Six singles later, the Bank was roaring and High Hopes blaring over the PA as the Phils celebrated a 5-4 comeback win. John Mayberry Jr. took his postgame interview through a face full of shaving cream, befitting the hero whose bases-loaded single over Michael Bourn plated Ben Francisco and made a loser of Astros closer Brandon Lyon.
The late rally took Roy Halladay off the hook for what would have been a truly undeserved loss. Doc was magnificent early, striking out five of the first eight Astros hitters and not allowing a base runner until opposite number and former Phillie Brett Myers singled with two outs in the third. With the game still scoreless, he worked out of trouble in the fifth when Francisco misjudged a two-out Humberto Quintero fly ball for a two-base error. Myers improbably followed with his second straight single, but Bourn flew out to the track in right to end the threat.
Houston finally dented Halladay an inning later. Angel Sanchez led off with an infield single that Wilson Valdez couldn't quite come up with, and moved to third on a Hunter Pence double off the wall in right-center. Halladay got Carlos Lee on a humpback liner, but Bill Hall's groundout scored Sanchez. With his pitch count over 100, Halladay watched from the dugout as the Astros stretched their advantage to 4-0 in the seventh. Brett Wallace singled off J.C. Romero, Quintero did the same against David Herndon, Myers sacrificed them to second and third, and former Phillie Bourn drove them both in with a triple before scoring on a Sanchez sac fly.

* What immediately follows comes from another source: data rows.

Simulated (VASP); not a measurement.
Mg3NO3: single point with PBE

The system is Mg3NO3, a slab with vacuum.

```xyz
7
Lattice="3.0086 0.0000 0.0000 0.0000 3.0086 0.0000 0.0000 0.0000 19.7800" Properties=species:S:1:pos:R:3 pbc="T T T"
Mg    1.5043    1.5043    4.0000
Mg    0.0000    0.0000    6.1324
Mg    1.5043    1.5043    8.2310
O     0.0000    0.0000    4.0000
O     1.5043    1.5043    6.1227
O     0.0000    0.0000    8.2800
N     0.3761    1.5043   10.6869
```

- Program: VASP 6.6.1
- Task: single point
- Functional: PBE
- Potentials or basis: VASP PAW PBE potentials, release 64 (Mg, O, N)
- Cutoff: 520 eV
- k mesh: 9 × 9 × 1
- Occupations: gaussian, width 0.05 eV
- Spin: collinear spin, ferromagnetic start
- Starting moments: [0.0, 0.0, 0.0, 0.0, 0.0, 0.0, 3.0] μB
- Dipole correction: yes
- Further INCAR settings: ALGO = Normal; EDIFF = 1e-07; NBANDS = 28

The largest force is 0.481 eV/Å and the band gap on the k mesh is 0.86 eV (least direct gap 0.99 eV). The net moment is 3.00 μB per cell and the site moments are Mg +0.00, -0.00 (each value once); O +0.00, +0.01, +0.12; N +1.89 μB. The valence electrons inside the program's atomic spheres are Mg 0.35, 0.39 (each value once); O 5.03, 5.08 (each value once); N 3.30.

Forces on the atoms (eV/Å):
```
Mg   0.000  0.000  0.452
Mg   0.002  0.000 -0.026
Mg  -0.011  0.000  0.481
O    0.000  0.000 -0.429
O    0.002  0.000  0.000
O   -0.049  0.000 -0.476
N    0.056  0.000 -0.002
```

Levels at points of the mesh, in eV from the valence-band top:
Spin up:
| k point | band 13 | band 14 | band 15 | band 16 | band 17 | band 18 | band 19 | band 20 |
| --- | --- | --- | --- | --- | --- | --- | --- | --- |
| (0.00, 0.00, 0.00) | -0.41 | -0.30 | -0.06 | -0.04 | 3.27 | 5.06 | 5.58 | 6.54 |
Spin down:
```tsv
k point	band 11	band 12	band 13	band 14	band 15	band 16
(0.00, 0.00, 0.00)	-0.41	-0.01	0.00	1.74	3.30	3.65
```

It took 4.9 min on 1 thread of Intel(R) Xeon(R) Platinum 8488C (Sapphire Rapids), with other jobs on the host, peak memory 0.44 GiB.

To that point, Myers had held the Phillies in a nightmare of soft contact. His pitch count was under 60 through six innings, he'd issued one walk (to Shane Victorino, who immediately proceeded to get thrown out trying to steal to end the sixth) and struck out nobody. The Phillies hadn't swung and missed; they hadn't fouled anything off; they also hadn't squared anything up, with Ryan Howard and Valdez accounting for their only two hits. But Myers lost it in the seventh, walking Polanco to start the inning and allowing a single to Jimmy Rollins. A passed ball moved both into scoring position, and sacrifices by Howard and Raul Ibanez cut the deficit to 4-2. But after walking Francisco, Myers got Carlos Ruiz on a flyout to deep center.
Ryan Madson and Danys Baez held Houston off the board in the eighth and ninth, and Rollins and Howard greeted Lyon with singles to start the ninth as the Bank began to buzz. Ibanez fell behind in the count and popped up, but with Francisco at the plate, Rollins took off for third and beat Quintero's throw. Howard, however, didn't follow, a lapse that almost loomed large as Francisco singled in Rollins to make it 4-3. Ruiz crushed a pitch to left just foul to fall behind 0-2 and battled back to rap the team's fourth single of the inning--but Howard advanced only to third, loading the bases for Valdez. With visions of game-ending double-play grounders dancing blackly in 42,000 heads, the fill-in second baseman flared another single into left, scoring Howard at last.
That brought up Mayberry, happy to be on his first Opening Day big-league roster. With Lyon nearing 30 pitches, he worked a deep count--then squared up a cutter that centerfielder Bourn leapt for and couldn't come down with. Francisco trotted home with the win, and the 2011 season was well underway.